11 Holiday Mistakes We Made So You Don’t Have To

Considering we were away for four weeks during our summer holiday, we did quite well really.

But we did make some mistakes that caused us problems along the way. Hopefully listing them here will prevent other people from doing to the same.

1. Pack for the climate you are going to, not for the one you are leaving. We really didn’t need the three changes of warm clothes per person, or the wet weather gear that I insisted we pack ‘ just in case’.

2. If you buy new clothes for your holiday, try them on before you pack them. Make sure they are comfortable and the right size otherwise you may be stuck with a bunch of unwearable clothes. This also goes for clothes you bought for the kids; you may love the new top/skirt/shorts you bought for them, but if your offspring decide they hate the colour you want to be able to pack something else instead.

3. Don’t forget your swimming togs, especially if you wear a plus size. If you are visiting Europe and are over a size 16 you will not have a hope in hell of buying new swimwear on the road, so will spend your entire holiday miserably sweltering in the mid-day summer heat while jealously watching your family cavorting while cooling off in gorgeous lakes, rivers and pools.

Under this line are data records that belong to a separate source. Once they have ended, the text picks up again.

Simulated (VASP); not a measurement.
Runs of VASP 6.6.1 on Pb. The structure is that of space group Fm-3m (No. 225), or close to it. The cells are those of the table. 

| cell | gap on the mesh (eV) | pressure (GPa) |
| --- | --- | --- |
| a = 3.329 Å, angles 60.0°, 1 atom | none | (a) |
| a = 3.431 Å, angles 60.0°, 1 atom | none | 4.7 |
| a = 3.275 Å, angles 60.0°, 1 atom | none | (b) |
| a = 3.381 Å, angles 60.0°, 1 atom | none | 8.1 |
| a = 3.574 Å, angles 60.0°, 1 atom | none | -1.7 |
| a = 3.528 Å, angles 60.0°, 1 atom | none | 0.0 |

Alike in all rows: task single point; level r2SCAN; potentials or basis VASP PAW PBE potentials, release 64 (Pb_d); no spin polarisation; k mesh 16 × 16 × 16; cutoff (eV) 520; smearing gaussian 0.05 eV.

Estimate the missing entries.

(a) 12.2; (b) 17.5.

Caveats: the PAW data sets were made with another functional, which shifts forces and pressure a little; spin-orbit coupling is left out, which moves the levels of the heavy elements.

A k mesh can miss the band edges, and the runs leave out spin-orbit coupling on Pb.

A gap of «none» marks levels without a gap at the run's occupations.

4. Take note of the expiry date of sunscreen if you are going somewhere sunny. Expired sunscreen does not protect as well as in date cream and you will feel just awful if one of your children ends up burnt.

5. Leave in plenty of time to get to your airport, ferry terminal or car train. We found Google Maps consistently underestimated the time it took to get places. If you are travelling a motorway, then check for problems before you set off. We were late for both our Eurotunnel connections but the good thing about this method of getting to the continent is that they always seem to be able to fit you in on a later train.

6. If you are travelling via Eurotunnel, do not let your kids open and close the car doors, play with lights, wind the windows up and down and listen to the radio while you are crossing. If you do, you will have a flat battery when it comes time to exit the train and will be holding up the people behind you. This must happen quite a lot as Eurotunnel has a specially built little tow truck that can be speedily reversed into the train and will have you sorted out pretty quickly.

7. Make sure you carry jump leads with you at all times, especially if you are travelling in countries that require you to drive with your lights on during the day. You will need them. It might also be worth knowing how to say ‘Please help, I have a flat battery’ in the relevant language for the country you are travelling in.

8. If you are travelling from Slovenia to Croatia,  be aware that the men standing by the toll booths trying to charge you a Euro to hand you the ticket are not officials. You can avoid having to pay by playing the dumb foreigner and saying sorry, shrugging  a lot and grabbing the ticket yourself before driving off.

9. Double check that the items you need to keep the kids amused in the car ( Tablets, activity books, CDs, food and drink)  are in the car, within reach of someone, before you head off for the day. There is nothing worse than hurtling smoothly down a German motorway with a bored or hungry child demanding something that you’ve put in the boot or roof box by mistake. Also keep the details of your next destination ( directions, booking number, contact details) close to hand of the adult who isn’t driving.

10. If you enter a country where you have to buy additional insurance at the border, then check that you buy enough that you have time on the policy to come back through that country on the way back too. Don’t assume you can buy the same  insurance when travelling in the opposite direction!

And finally,

11. If you are going to  let your kids eat icecream, always carry wet wipes.